Idea

Acrylamid is not a dumb blog compiler. Over one thousand lines of code have been written to detect changes in your blog and reflect these changes with minimum effort in the output while on the other side being highly modular. How is this done?

Fundamental Concepts

  1. Caching. Acrylamid caches everything. So if you have several pages on your blog index and you add a new entry, it pulls all existing entries from its cache without any recompilation.
  2. Explicit modification recognition. Only two things can change: content or layout. If the content changes, only this specific item must be re-compiled. If you modify your layout, all content is retrieved from cache.
  3. Lazy evaluation. Acrylamid is that lazy; it even delays the import of libraries. If you write your current article in Markdown, why should it initialize docutils that takes nearly half a second to import?

That is the idea behind. Now how it is actually implemented. Instead of rushing from beginning to the end, we do it reverse.

Implementation

View :

An Atom feed, an index page with a summarized listing of recent posts, a full version of that entry, an articles overview. A view generates that and also checks whether a page must be re-compiled or can be skipped.

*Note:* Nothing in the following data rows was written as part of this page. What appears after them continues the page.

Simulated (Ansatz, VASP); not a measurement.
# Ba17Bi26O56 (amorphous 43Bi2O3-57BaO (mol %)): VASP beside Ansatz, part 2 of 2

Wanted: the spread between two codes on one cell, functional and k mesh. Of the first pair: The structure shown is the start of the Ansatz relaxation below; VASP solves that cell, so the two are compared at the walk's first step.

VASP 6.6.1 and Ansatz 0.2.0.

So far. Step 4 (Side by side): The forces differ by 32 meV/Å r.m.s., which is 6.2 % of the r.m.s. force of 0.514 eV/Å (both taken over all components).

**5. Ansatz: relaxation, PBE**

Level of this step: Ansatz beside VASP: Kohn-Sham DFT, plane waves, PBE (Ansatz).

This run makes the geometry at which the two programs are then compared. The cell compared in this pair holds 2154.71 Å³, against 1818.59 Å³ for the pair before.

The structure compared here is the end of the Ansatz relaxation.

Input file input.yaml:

Now the best: you can add as many views as you like. You route them to your index page or render out a full-text feed beside a summarized feed. Acrylamid will find out the most efficient way to compile your content to HTML.

Filters :
A filter is like a UNIX pipe. It gets text, processes it and returns text (preferably HTML). You can apply as many filters as you like all content, per view or per entry. That’s also the hierarchy. A filter specified in an entry will always override per view or global filters (but only if the filter is in conflict with other filters such as Markdown vs. reStructuredText).

You may ask why you need multiple filters per entry and/or per view? Well, let me explain: you write some text, and you are to lazy to sum up the context. A filter can do that for you. You prefer hyphenation in your browser, but don’t want it in your feed. But you have to.

Here is an example configuration:

FILTERS = ["Markdown", "hyphenation"]
VIEWS = {
    # h1 means headings decreased by 1, h2 by 2 ...
    '/:year/:slug/': {'view': 'entry', filters: ['h1', ]},
    '/':             {'view': 'index', filters: ['h1', 'summarize']},
    '/atom/':        {'view': 'atom',  filters: ['h3', 'nohyphenate']}
}

So, how does Acrylamid figure out, that the markup can be used for multiple routes? It basically builds a tree with all used paths and looks whether a path can be used more than once:

None

You can clearly see that markdown conversion is only computed once and is re- used. That makes it possible to re-adjust the maximum of words you want to summarize without any markdown conversion. It simply uses the cached version.

Using a disk cache makes it also possible to track changes. Each time you modify the filter chain (evaluated per entry) it figures out what intermediates are not used anymore and which ones are not affected.

Trivia

Q : What is the overhead of saving each intermediate to disk?

I can only give my personal blog as comparison: 165 articles are using 1.45 mb cache. Actually all intermediates are minimized with zlib.

Q : How fast is Acrylamid in comparison to Pelican, Octopress, Nikola?

For what it’s worth: Pelican and Acrylamid are almost equally fast in their default configuration, although Acrylamid has hyphenation active and renders much more pages like tags and index.

When it comes to incremental updates, Acrylamid is much faster than Pelican (something like “less than a second versus several seconds”).